Good conclusions usually refer back to the question or title and address it directly - for example by using key words from the title.
How well do you think these conclusions address the title or question? Answering these questions should help you find out.

  1. Do they use key words from the title or question?
  2. Do they answer the question directly?
  3. Can you work out the question or title just by reading the conclusion?
  • Critically assess the impact of the way in which media and politicians represented the murder of James Bulger by Venables and Thompson on youth justice policy and practise over the last ten years.

    "In conclusion I feel that the impact of the way the media and politicians represented the James Bulger case had a huge impact on youth justice policy over the last 10 years. The case shocked the country and called for change so that this would never happen again, the media by portraying youth society as it did had major influence on public feeling and on what should be done. Politicians have the power to impliment new policy such as the youth justice acts and so on. Together media and politicians had the most impact on the representation of the james bulger murder. I am in no way lessening the terrible violence that was committed by jon venables and robert thompson but i am concluded that if it hadn'' been for the media and political influence there might have been a very different outcome. Especislly the outcomes of youth justice policy and practise over the last 10 years."

  • Discuss the Strengths and the Weaknesses of conservative Criticisms of Liberal Democracy.

    "To conclude, there are some critical strengths that are found within the liberal democratic system, although due to their differences in beliefs and ideologies many more weaknesses were found. Many of these new principals were rejected by other loyal members of the Conservative Party. It was the idea behind the liberal thinking of radical change, and the break up of traditional values and ideologies. The conservatives as mentioned were much more a custom to the concept of gradual change."

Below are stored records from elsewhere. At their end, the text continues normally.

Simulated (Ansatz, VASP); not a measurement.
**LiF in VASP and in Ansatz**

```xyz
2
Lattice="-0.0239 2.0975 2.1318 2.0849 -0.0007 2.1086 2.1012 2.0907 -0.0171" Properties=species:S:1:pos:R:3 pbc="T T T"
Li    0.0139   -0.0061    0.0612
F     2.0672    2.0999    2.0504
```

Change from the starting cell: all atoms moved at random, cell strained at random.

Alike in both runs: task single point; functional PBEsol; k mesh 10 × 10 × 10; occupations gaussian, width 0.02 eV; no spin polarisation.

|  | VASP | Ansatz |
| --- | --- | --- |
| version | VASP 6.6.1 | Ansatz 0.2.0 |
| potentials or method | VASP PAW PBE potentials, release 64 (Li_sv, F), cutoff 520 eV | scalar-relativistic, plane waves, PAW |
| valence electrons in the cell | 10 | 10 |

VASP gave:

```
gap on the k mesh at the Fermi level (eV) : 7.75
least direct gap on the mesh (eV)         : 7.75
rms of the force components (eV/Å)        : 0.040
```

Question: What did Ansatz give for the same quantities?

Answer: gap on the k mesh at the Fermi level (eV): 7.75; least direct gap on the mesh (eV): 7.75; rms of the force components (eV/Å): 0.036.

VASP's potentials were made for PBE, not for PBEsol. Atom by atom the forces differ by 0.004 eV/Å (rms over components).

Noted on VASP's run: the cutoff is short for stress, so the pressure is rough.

  • Discuss the strengths and weaknesses of psychological (offender) profiling.

    "Conclusion Overall, although it is evident that without the co-operation of the victim in reporting crime, furnishing evidence, identifying the offender and acting as a witness in court, most crime would remain unknown and unpunished, victims had received very little recognition or attention until the last two decades. The last 2-3 decades have seen monumental measures to rectify this. However, it must be borne in mind that measures like the Victims Charter and other charters have no legal status and their role is 'perhaps best seen as a statement of interest rather than providing justifiable rights' (Fenwick, 1995). Also, the response in the UK to meeting the needs of victims has focused rather narrowly on providing support and services for the victim along with some financial compensation without endeavouring major changes in the judicial system. Thus, it is obvious that despite all the measures outlined, a lot more needs to be accomplished to strengthen the position of the victim in the Criminal Justice system in the UK."